When it comes to finding a way to stop carpenter bees from attacking the wood buildings around our farm, we have somewhat become experts by default.
With nearly every structure at Old World Garden Farms built from wood, carpenter bees have always been a huge concern.
We learned that quickly some 8 years ago, when we built our first barn. Within 2 weeks of the framework going up, they had already begun to drill perfect holes in many of the rafters.
And knowing we would soon be siding the entire barn in wood, it scared us to death!
What Is A Carpenter Bee?
Carpenter bees look much like bumblebees, but without any hair on their stomachs.
Unlike bumblebees, which live in nests and colonies in the ground, carpenter bees shelter by themselves, and rear their young in holes drilled into the wood.

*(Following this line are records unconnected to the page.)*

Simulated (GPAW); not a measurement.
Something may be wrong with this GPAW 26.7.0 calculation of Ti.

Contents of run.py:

Much like with honeybee hives, it is the female carpenter bee that does the majority of the work. Including drilling out the holes for their nest.
The tell-tale sign of carpenter bees being present is a bit of sawdust on the ground, and a perfectly drilled hole nearby.
In fact, it is actually quite amazing just how perfect their wood drilling can be. It is a shame I can’t harness their power. I could literally throw away all of my 1/2 to 3/4″ drill bits!
But contrary to popular belief, carpenter bees are not “eating” the wood. Instead, they are creating shelter and a place to lay their larva.
Carpenter bees often return and use the same wood and space each season. And if left unchecked, they can hurt not only the appearance of a structure, but it’s safety.
So how do you stop carpenter bees?
Well, for us, ever since we first noticed their damage in our barn 8 years back, we employed a few natural techniques that have worked wonders to stop carpenter bees in their tracks.
And best of all, with near 100% effectiveness! So we though we would share four of those top tips with today’s article.
4 Ways To Stop Carpenter Bees Naturally
#1 Staining / Painting
Carpenter bees prefer untreated and unstained wood. So the first line of defense is to never leave wood untreated.
If you want to keep wood in it’s natural state, at the very least, apply a high quality clear sealer to help seal the wood.
For us, paint has helped slow them, but it is the stain that has completely stopped their damage.
Our house, garage, barn, pavilion and pergola are all stained with Thompson’s semi-transparent or solid stain. In addition, we used two other brands of stains on the cabin this spring as well.
And as amazing as it sounds, not one of those structures has a single hole drilled into it from a carpenter bee!
In areas where we have used paint, there have been a few cases of holes. But they have been few and far between.
It is certainly enough for us to always make sure our wood is covered in some way!
It is one of the reasons we quickly stained all of our DIY Adirondack Chairs around the farm. And yes, they have stayed completely free of damage as well.
#2 Noise, Vibration, And A Little Music
As crazy as it sounds, music, vibration, or any type of noise works wonders to keep carpenter bees from drilling as well.
Before we had a chance to stain the cabin this spring, we noticed a few holes drilled into the bare wood in the front porch ceiling.
Until we could get to it, a bit of music from a radio and a few chimes worked well to stop the carpenter bees from causing any further damage.
And now that it is stained, problem solved!
#3 Citrus Oil
When you do find the first signs of a hole, citrus oil sprayed into the hole will help keep the bees from nesting. Product Link : Citrus Oil Concentrate
Much like with all insects, carpenter bees hate the smell of citrus oil. It serves as a perfect natural repellent!
#4 Fill The Holes!
Last but not least, when you do find damage, repair the holes with wood putty / wood filler quickly.
Since it will be used on wood outside, be sure to use an exterior wood filler that will hold up to the elements.
Clean out any larva, and fill holes immediately to keep the young from hatching and becoming next year’s problem.
Patching also keeps the bees from coming back in subsequent years.